Charcoal in Black and White
Most charcoal is wood that has been carbonized by partial burning with little air. It has been used for millennia, and scholars say the history of charcoal in Japan goes back several thousand years to the Jomon era. During the medieval period, Japan introduced Chinese charcoal-making techniques that represented an advance for those days, and around the 14th century charcoal was in common use. In the early modern period, Chado (the Way of Tea) took on greater importance, and this led to the making of an even finer variety of charcoal for the tea ceremony. Today, Japan's charcoal-making techniques are admired worldwide. We can classify the different types of charcoal used in Japan into two broad categories: kuro-zumi (black charcoal) and shiro-zumi ("white" charcoal).
Generally, black charcoal is soft and retains the tree bark. It is easy to ignite, and burns hot enough for metal smelting and blacksmithing. Almost all of the charcoal produced around the world is similar to this type. To make it, the wood is carbonized at temperatures between 400 and 700ºC, then the kiln is sealed until the burning stops and the heat slowly dies away. One type of black charcoal used in the tea ceremony, ikeda-zumi, is favored for its beautiful appearance. It is made from a kind of oak in the northern part of Osaka Prefecture.
White charcoal is made by charring the wood at a relatively low temperature for some time, then, near the end of the process, raising the kiln temperature to about 1000ºC to make the wood red-hot. The charcoal is then pulled out and quickly smothered with a covering of powder to cool it. The powder is a moist mixture of earth, sand and ash, and gives a whitish hue to the charcoal surface. This explains the name "white charcoal." The rapid rise in temperature, followed by a rapid cooling, incinerates the bark and leaves a smooth, hard surface. If you strike it, you'll hear a clear, metallic sound.

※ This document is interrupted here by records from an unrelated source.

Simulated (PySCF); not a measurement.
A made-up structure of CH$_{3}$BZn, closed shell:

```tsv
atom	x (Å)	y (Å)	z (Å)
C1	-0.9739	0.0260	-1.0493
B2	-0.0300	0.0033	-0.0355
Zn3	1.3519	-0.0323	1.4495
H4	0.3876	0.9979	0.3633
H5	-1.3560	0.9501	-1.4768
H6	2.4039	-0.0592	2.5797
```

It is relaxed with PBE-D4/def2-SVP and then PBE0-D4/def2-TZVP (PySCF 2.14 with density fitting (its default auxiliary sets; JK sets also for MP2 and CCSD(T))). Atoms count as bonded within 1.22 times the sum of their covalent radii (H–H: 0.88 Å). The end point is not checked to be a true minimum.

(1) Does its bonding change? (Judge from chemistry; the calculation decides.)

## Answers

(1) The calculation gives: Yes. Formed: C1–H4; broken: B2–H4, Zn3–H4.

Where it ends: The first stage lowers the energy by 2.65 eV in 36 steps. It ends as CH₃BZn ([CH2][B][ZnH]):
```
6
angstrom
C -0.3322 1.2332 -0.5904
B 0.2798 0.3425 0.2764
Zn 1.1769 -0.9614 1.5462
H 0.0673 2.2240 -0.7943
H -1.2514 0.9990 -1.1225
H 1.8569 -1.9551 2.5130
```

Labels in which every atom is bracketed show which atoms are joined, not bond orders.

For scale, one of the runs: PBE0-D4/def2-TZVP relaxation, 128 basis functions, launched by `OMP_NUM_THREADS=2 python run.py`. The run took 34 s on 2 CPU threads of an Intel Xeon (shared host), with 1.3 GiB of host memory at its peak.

One variety of white charcoal is made from holm oak, a very hard wood used in kilns in the southern Kishu area (Wakayama Prefecture). This charcoal, called Kishu binchotan, is considered to be the best grade because it is hard and yields a long burn. It emits plenty of far-infrared rays, which bring out the flavor of broiled foods. Today, more and more establishments serving grilled eel and yakitori (skewered chicken) make a point of advertising the fact that they use binchotan charcoal.